But if there is no need to transfer to the second century St James's conception of law, the same remark may be made with regard to his treatment of faith and works.

Something has already been said as to the practical bearing of St James's remarks, in proof that his opposition is probably not to Paulinism, but to a Jewish acceptance of faith as purely intellectual, and to an antinomianism which might at any time invade the Church, and which St Paul, nay our Lord Himself, rebuked and condemned. Jülicher, however, insists that such a discussion of faith and works in relation to salvation could not have found any place before the time of St Paul's wide activity. But if St James's Epistle is not a document of primitive Christianity, then we are not in a position to say whether such a discussion could find any place or not, for we have no other writing of this early period to help us to an answer, since St Paul's earliest Epistles were addressed not to Jewish, but to mixed Churches. It is therefore difficult to see from what source Jülicher could obtain the information which would justify his assertion, and we have already seen that there is some reason to suppose that such a discussion might well have found a place in the Jewish schools before St Paul's day.

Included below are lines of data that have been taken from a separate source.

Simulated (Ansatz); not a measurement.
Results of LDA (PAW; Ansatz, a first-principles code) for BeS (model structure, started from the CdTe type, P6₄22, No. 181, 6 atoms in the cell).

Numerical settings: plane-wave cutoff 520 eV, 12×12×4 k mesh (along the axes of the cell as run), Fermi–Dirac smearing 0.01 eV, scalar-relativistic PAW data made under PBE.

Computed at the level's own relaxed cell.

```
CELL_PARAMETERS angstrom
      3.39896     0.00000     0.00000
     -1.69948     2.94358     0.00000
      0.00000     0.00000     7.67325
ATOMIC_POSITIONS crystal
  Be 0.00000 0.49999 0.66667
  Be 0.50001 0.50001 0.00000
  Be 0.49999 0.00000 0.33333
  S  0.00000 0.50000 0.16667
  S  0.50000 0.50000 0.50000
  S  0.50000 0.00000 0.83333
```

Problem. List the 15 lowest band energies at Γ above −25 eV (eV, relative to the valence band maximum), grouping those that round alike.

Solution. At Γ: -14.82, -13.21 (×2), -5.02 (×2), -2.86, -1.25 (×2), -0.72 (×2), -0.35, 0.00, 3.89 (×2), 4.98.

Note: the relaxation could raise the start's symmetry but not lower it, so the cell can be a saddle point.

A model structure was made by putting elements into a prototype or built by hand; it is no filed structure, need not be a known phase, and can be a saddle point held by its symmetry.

But Jülicher is not content with such arguments in proof of his theory that the Epistle before us dates from the second century. He characterises the attempt to assign it the earliest place in the New Testament as still more laughable than the attempt (that of B. Weiss and Kühl, amongst others) to place 1 Pet. before St Paul's writings. But we may be pardoned for thinking that it would be still more ridiculous for an unknown writer to attempt to pass himself off as James of Jerusalem, without making the slightest effort to claim the title of Apostle or Elder, or in any way of a leader of the Church, and to address from his obscurity an Epistle to the twelve tribes of the Dispersion. It has well been pointed out by Zahn that whilst the hostile critics differ amongst themselves as to the date of the Epistle, they nevertheless agree in one particular, viz. that the author wished that his writing should be taken for the work of the illustrious James, the head of the Jerusalem Church. But, if so, it is strange, as we have already seen, that no attempt is made by this

1 See further Weiss, Neue kirchliche Zeitschrift, May, 1904, p. 417.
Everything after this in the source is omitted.